Unlocking Vietnamese Music: New Dataset and Models Boost Lyrics Transcription Accuracy

TLDR: Researchers have created VietLyrics, the first large-scale dataset of 647 hours of Vietnamese songs with aligned lyrics, to address the challenges of Automatic Lyrics Transcription (ALT) for the Vietnamese language. By fine-tuning Whisper models on this new dataset, they achieved significantly better performance (20.52% WER for lowercase lyrics) compared to existing multilingual ALT systems like LyricWhiz, which struggled with Vietnamese’s tonal complexity and dialects. The VietLyrics dataset and the fine-tuned models are publicly released to foster further research in Vietnamese music computing.

Automatic Lyrics Transcription (ALT) is becoming increasingly vital in the modern music industry, enabling deep learning models to convert vocal recordings into written text. This technology enhances user experience on streaming platforms, assists in music analysis, and supports subtitle creation, promoting accessibility for the hearing impaired and non-native speakers.

Despite significant advancements in Western music computing, Vietnamese music research, particularly in lyrics transcription, has lagged. This is primarily due to the unique challenges posed by Vietnamese, such as its tonal complexity and diverse regional dialects, coupled with a critical lack of large-scale, high-quality datasets. Existing solutions often struggle with frequent transcription errors, hallucinations in non-vocal segments, and misidentification of the language.

Introducing VietLyrics: A New Foundation for Vietnamese ALT

To address these challenges, a team of researchers from the National University of Singapore has curated and released VietLyrics, the first large-scale Vietnamese ALT dataset. This comprehensive dataset comprises 647 hours of Vietnamese songs, complete with line-level aligned lyrics and rich metadata, including AI-predicted gender and genre information.

The creation of VietLyrics involved scraping approximately 647.1 hours of audio and accompanying lyrics from zingmp3.vn, a popular Vietnamese music streaming site. The data collection process included rigorous filtering to ensure the retention of predominantly Vietnamese songs, removal of duplicates, and standardization of audio sample rates. Crucially, the dataset and its associated scraping code are publicly released, adhering to Vietnamese Intellectual Property Law by providing author attributions and enabling future research to recreate and benchmark the dataset.

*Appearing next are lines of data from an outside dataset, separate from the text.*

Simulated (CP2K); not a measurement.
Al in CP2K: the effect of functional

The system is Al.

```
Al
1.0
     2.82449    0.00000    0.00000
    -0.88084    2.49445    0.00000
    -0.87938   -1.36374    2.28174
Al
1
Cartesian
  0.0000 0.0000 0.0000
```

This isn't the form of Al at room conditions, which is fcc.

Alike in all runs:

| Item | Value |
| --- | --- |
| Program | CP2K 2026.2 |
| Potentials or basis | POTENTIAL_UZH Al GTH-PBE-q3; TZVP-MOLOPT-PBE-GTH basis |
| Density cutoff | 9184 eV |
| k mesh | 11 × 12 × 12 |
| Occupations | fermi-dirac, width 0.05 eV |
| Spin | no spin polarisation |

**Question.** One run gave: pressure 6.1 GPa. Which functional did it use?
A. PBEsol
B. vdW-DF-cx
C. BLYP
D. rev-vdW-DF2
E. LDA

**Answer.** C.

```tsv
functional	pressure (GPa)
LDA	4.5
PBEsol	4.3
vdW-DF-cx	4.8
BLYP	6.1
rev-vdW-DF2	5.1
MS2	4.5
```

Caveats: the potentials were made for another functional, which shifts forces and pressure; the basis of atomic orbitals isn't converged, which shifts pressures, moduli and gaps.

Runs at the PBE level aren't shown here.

Analysis of VietLyrics reveals its diversity across genres, instruments, and regional dialects, featuring songs from over 4,000 unique artists. However, it also highlighted challenges, such as the lack of standardized genre classification tools for Vietnamese music and a skewed distribution towards Northern dialects and male-sung songs, indicating areas for future research.

Advancing Transcription with Fine-Tuned Whisper Models

Recognizing the limitations of current state-of-the-art multilingual ALT systems like LyricWhiz, which performed poorly on Vietnamese audio, the researchers focused on fine-tuning the Whisper model architecture. Whisper, known for its strong multilingual performance, was chosen as the base for developing a dedicated ALT system for Vietnamese.

Three variants of the Whisper model (small, medium, and large-v2) were fine-tuned using the VietLyrics dataset. The training involved segmenting audio and lyrics into 30-second chunks and carefully pre-processing the data to enhance training stability. The fine-tuned models were evaluated against baselines like LyricWhiz and PhoWhisper-large, an ASR model previously fine-tuned on Vietnamese audio.

The results demonstrated a significant improvement in performance. While LyricWhiz achieved a Word Error Rate (WER) of 49.22% and PhoWhisper-large reached 38.3%, the fine-tuned Whisper-large-v2 model achieved a substantially lower WER of 24.61% (case-sensitive) and an even better 20.52% for lowercase lyrics. The Character Error Rate (CER) also indicated high accuracy, suggesting the model can predict partial words effectively, with errors mainly stemming from minor character or diacritic issues.

Qualitative analysis confirmed the Whisper-large-v2 model’s robust performance across various instruments, music genres, and styles. While it performed well across most gender and dialect categories, a slight underperformance was noted for female voices with Southern dialects, pointing to potential areas for further refinement.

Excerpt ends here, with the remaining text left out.